Given names of two kanji, when read in the Chinese fashion (with Japanese version of the Chinese pronunciation), are more formal-sounding, and lend an academic, cultured (and, yes, often clerical) feel to the name. Such names are called azana. Often they are usually indicative of artists, performers, or men of letters. They are not unlike a medieval man named Karl living in Frankfurt using the name Carolus.
Putting it all together
Taking Yoshitsune as our example, his myōji was Minamoto, his yōmyō was Ushiwakamaru, his zokumyō Kurō, his nanori Yoshitsune, and an azana would be Gikei. All this for a name which should be registered in the SCA as Minamoto no Kurō Yoshitsune.
The chart above provides enough fodder for making several hundred names in Japanese. Another way is to look through a name encyclopedia (the most accessible in English is probably P.G. O’Neill’s Japanese Names, finally available in paperback from Weatherhill, or Lady Solveig Thorardottir’s Jinmei chimei techō, a catalogue of names). The only problem here is that unless you speak Japanese, there is often no telling what the names mean or if they are Period or acceptable; O’Neill and others suffer greatly for this, although Jinmei chimei techō breaks down names by the meaning of the principal kanji element and provides a date for at least one occurrence for each name.
Given names: women
A warning on women’s names needs to be given before anything else is done.
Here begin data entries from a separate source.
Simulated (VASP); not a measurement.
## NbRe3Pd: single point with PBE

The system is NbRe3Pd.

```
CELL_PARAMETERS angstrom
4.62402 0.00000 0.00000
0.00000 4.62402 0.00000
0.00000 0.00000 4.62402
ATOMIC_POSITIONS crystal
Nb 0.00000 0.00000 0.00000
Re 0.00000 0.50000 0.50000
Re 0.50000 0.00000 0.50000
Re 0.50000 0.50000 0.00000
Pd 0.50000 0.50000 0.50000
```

Most of the “names” of women known in early Japan are not the actual names of the women in question. Sei Shōnagon, for example, the author of Makura no Sōshi (The Pillow Book) and other writings, is known by the Chinese pronunciation of the first kanji in her family’s name (Kiyowara) and a court-title sobriquet. Likewise, the true name of Murasaki Shikibu, author of the Tale of Genji, is unknown. The latter seems to have been called Tō no Shikibu in earlier sources; the “Tō” is the first character from the name “Fujiwara,” into a cadet branch of which she had been born; the “Shikibu” comes from the title of an office held by her father and brother; the “Murasaki” was a nickname given her owing to the lead female character in her book, Genji Monogatari (The Tale of Genji).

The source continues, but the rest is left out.